Fragmented Female Bloc Needs Unity

But based on the absence of women leading student government and the amount of special-needs "women's issues" groups on campus, you'd think women were a minority.

Thirty years after UNC began admitting women under the same admission standards as men, women are mostly treated as a disempowered, fragmented group rather than the powerhouse constituency needed to win a student election.

You'd think with such a clear majority, women would be running the entire campus -- logically, a female student body president would be the norm, not the exception. "Women's issues," such as campus security and rape crisis counseling, would not need to be singled out on student election platforms because "women's issues" concern most students -- including our male peers.

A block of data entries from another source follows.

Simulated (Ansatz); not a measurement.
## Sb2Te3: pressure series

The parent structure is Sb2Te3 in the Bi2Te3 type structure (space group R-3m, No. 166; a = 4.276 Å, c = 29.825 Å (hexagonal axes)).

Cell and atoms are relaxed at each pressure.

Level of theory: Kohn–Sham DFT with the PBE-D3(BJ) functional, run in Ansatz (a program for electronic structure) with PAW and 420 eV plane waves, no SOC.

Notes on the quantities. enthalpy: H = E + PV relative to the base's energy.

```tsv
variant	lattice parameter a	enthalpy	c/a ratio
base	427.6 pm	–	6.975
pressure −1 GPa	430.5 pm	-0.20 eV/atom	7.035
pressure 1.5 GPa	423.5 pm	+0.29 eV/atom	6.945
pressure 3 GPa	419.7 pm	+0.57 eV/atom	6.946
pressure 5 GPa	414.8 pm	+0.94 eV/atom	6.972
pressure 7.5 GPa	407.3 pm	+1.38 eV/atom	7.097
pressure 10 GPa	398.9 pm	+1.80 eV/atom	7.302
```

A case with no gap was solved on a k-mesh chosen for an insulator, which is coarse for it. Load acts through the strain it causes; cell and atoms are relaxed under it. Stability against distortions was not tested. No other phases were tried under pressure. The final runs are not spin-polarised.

You'd imagine that Student Body President-elect Jen Daum would be simply the next woman in a long line of female student body presidents, rather than only the third in 81 years of student self-governance.

Yet, instead of being treated as a cohesive and powerful majority to contend with, campus women are a divided group on a campus that sometimes scrutinizes female leaders more than their male counterparts.

We're beginning the third millennium still carrying gender baggage, as shown by the campus discussion of Daum's gender.

Reyna Walters, student body president from 1998-99, told The Daily Tar Heel that being female made her election more difficult. "All the old stereotypes are in place that you still have to overcome," Walters said.

Rather than focusing on Daum's leadership abilities, campus discussion of her election has centered on whether she unfairly used her sex appeal.

Did Daum use her "X factor," as she referred to in the DTH, to her advantage? Did female voters reward Daum for being female or for her campaign's focus on women's issues?

In fighting a long tradition of male supremacy and privilege at UNC, female students have to fight an uphill battle of encouraging other women and actively mobilizing our power.

Weighed down by self-esteem issues and subtler forms of discrimination, women are a majority that still somehow needs leadership programs and support systems such as the Carolina Women's Center and the Chancellor's Task Force on the Status of Women to help us make use of our power.

You'd think that with women having such force in number, the fledgling male contingent would be demanding a Carolina Men's Center and support groups to address their minority concerns. Despite the feminization of our culture and leadership styles, men seem to have the psychological and institutionalized grounding to adapt and continue their dominance.

As Diane Kjervik, director of the Carolina Women's Center, explained to me, the differences in male and female value systems affects the number of women in prominent leadership positions -- few women are willing to deal with the negative criticisms all leaders face or the intense scrutiny of other women, particularly without the guidance of a role model.

By the 2003-04 school year, Kjervik hopes to expand the Womentoring program for freshmen into a leadership development program for juniors and seniors, who will be mentored by female leaders in the community. They'll be building relationships of which recent alumnae could only dream.

Maybe women's issues are about more than campus security and personal safety. Maybe it's about peeling away the decades of gender stereotypes and looking deep inside our selves and becoming the leaders we are meant to be.

Emily Williamson, a graduate student who served as Walters' vice president, told the DTH that she avoided the scrutiny of being on the ballot.

How many talented women haven't run for office because of the lack of support for women leaders? How many women didn't even think of running because they did not know what they were capable of accomplishing?